Professor Coker noted that while Waltz was interested in technology, he took insufficient understanding of it and our relation to it. We are man and machine, the tools we produce. Could we live in an anarchic world system without technology? How can we imagine the “social” without technology? Where does the division of labour come from? These were some of the profound questions raised during the lecture. Professor Coker stressed the fundamental importance of the relationship between people and tools.  He noted that our relationship with tools is changing. Algorithms now try to read our minds to improve our moods, they try to show us what we would find most interesting, and in the sphere of warfare, drone pilots are managed by computers. Professor Coker warned that as long as we play war games, war will continue to be conducted in our society because we are locked into a cognitive arms race, in which we are prisoners of our own ingenuity. For this reason, he expects war to continue indefinitely.

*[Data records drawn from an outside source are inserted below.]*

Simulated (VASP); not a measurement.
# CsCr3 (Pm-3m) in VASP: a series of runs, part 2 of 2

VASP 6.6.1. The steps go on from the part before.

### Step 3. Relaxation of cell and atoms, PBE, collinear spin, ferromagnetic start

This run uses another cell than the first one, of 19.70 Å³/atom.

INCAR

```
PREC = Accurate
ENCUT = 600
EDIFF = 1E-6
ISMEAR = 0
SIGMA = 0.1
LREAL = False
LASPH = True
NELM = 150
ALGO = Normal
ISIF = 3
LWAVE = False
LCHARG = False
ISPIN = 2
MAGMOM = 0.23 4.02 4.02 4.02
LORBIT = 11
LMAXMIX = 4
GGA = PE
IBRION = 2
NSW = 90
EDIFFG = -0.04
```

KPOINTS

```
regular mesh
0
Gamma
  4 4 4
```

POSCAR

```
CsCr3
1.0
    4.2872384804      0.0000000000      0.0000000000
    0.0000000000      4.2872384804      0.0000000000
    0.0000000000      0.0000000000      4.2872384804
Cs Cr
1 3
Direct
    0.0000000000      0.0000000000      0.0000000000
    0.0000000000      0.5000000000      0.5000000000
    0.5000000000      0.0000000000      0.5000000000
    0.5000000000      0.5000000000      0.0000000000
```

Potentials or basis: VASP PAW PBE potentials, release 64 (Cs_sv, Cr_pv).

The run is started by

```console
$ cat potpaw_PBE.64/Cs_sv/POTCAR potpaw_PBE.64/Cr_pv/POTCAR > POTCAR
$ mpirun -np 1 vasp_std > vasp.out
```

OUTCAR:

Professor Coker argued that Waltz’s three images should be accompanied by the fourth image of war, namely Artificial Intelligence. But if we still need war, he asked, does war still need us? Artificial intelligence allows us to increase our scope, our power. Yet, how soon will machines become our collaborators, instead of our servants and at what point will machines take their own decisions? Robots will do what they observe us doing. Algorithms will assume war to be normal, something we do, a human thing, and Professor Coker expects this to remain so in the foreseeable future.